The company says that the “time-of-use” rate from October to May is 16.75¢ per kilowatt hour for peak time and 15.45¢ per kilowatt hour for off-peak time. From June through September the cost is 20.98¢ per kilowatt hour for peak time and 15.45¢ per kilowatt hour for off-peak time.

DTE’s Chief Customer Officer Angie Pizzuti says that the rate change is about “giving customers choice and the ability to shift and save some of their usage in order to take advantage of lower rates.” For them, it helps flatten the peak in demand and spread electricity usage.

The rate changes will be applied to all customers, except commercial and industrial companies “at the direction of the Michigan Public Service Commission” says DTE.

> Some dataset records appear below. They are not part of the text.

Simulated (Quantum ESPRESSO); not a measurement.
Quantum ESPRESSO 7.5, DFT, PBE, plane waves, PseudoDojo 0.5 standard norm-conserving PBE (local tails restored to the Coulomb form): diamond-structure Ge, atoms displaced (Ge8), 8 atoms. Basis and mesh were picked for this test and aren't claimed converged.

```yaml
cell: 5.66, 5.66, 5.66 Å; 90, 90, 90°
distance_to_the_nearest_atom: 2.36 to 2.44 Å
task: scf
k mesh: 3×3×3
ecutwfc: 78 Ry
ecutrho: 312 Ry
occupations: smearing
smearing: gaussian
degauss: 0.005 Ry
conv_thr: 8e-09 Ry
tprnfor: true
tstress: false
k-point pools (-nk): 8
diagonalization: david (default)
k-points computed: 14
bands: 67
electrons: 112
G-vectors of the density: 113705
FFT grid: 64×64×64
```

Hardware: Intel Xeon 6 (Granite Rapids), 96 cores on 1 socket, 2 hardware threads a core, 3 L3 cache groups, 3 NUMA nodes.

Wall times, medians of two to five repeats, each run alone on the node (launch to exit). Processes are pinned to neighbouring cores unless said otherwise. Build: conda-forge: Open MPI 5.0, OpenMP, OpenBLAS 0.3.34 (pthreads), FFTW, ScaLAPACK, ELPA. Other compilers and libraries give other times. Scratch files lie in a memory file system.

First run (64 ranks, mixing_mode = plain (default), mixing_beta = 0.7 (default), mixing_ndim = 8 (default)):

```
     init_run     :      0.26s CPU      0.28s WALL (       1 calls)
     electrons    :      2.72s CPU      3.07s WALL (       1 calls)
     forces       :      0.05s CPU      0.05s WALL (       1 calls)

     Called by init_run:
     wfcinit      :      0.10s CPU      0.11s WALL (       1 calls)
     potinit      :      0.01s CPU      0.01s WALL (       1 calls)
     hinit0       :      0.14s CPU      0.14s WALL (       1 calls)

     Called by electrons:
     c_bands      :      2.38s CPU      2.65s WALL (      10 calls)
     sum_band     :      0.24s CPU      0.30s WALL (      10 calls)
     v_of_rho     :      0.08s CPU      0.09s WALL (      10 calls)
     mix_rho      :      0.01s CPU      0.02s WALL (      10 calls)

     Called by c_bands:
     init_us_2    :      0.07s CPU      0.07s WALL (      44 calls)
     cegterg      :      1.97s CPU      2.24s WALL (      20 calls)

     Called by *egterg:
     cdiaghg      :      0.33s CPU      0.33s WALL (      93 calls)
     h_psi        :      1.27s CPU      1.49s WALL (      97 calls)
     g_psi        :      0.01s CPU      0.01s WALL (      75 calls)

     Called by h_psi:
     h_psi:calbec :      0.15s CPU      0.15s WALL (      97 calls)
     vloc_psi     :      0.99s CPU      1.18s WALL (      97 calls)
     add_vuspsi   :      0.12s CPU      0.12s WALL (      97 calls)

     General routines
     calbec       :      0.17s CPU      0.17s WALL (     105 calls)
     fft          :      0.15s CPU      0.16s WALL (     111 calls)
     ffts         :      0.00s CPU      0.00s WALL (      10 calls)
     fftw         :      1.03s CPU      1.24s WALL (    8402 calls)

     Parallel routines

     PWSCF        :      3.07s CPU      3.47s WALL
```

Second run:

A statement coming from the Michigan Public Service Commission says, “The goal of time-based pricing is to align utility rates with the actual costs of producing it at different times, in a revenue-neutral way (the utilities will not make additional profit off these rates), with the aim of reducing overall peak demand.”

With most people coming home from work and jumping back into their daily life routines between 3 and 7 pm, including making dinner, washing clothes, turning on the TV, using AC in the summer, getting on the computer and having kids do homework, the peak hour pricing is sure to be a windfall for DTE and other electric companies across the country who follow suit.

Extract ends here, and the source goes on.